I still want NVidia to free us from all this work and increase grid dimensions. Code maintenance and being able to bring new developers up to speed quickly on CUDA code would be so much easier if indexing our data wasn’t so cryptic and awkward.

Well, indexing is always going to be awkward (to a certain extent) until someone teaches C what an array is - it’ll be interesting to see what [font=“Courier New”]nvfc[/font] does (if it’s ever released), since the Fortran specification defines arrays of up to six dimensions as first-class datatypes (and [font=“Courier New”]ELEMENTAL[/font] functions which should automatically meet the requirements of being a kernel). For the actual grid and thread blocks… I wouldn’t hold my breath. We have all this computational power because playing Quake involves the manipulation of a lot of 3D data to produce a 2D representation of that data. I expect that’s the origin of grids being 2D, but blocks being (potentially) 3D. I don’t think NVIDIA’s prime revenue stream is going to shift any time soon. Of course, they might be able to make this happen (witness the appearance of double precision hardware), but I doubt it’ll be a high priority.

Almost… but to get the right answer, you would have needed the correct information :"> It’s actually 9-D - three rotations, translations and dilations. RIght now, I do each individual fitness evaluation on the GPU, and determine which transforms to use on the CPU. That’s leaving the GPU badly under-utilised, so I want to do the 9D space of all candidate transforms in a single kernel launch.

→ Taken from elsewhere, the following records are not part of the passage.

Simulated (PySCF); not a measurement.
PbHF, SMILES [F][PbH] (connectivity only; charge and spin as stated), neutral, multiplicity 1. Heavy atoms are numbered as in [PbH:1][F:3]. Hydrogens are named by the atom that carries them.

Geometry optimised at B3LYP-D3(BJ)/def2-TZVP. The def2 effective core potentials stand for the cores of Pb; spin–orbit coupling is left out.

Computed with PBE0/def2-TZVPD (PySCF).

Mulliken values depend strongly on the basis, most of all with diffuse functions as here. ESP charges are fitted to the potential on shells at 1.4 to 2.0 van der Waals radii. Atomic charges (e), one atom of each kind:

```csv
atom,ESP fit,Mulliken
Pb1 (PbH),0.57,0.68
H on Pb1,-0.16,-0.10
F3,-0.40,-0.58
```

I thought about this over the weekend and realized that without knowing how the mapping is done you can still establish a layout and assign coordinates. The trick was getting z, so I just created a grid that looks like a piece of celluloid film where grid X = dataset X and Z is time. Each frame is a slice, gridX will always be equal to dataX, and dataY and dataZ can be easily calculated as long as you know the original dimensions of the dataset.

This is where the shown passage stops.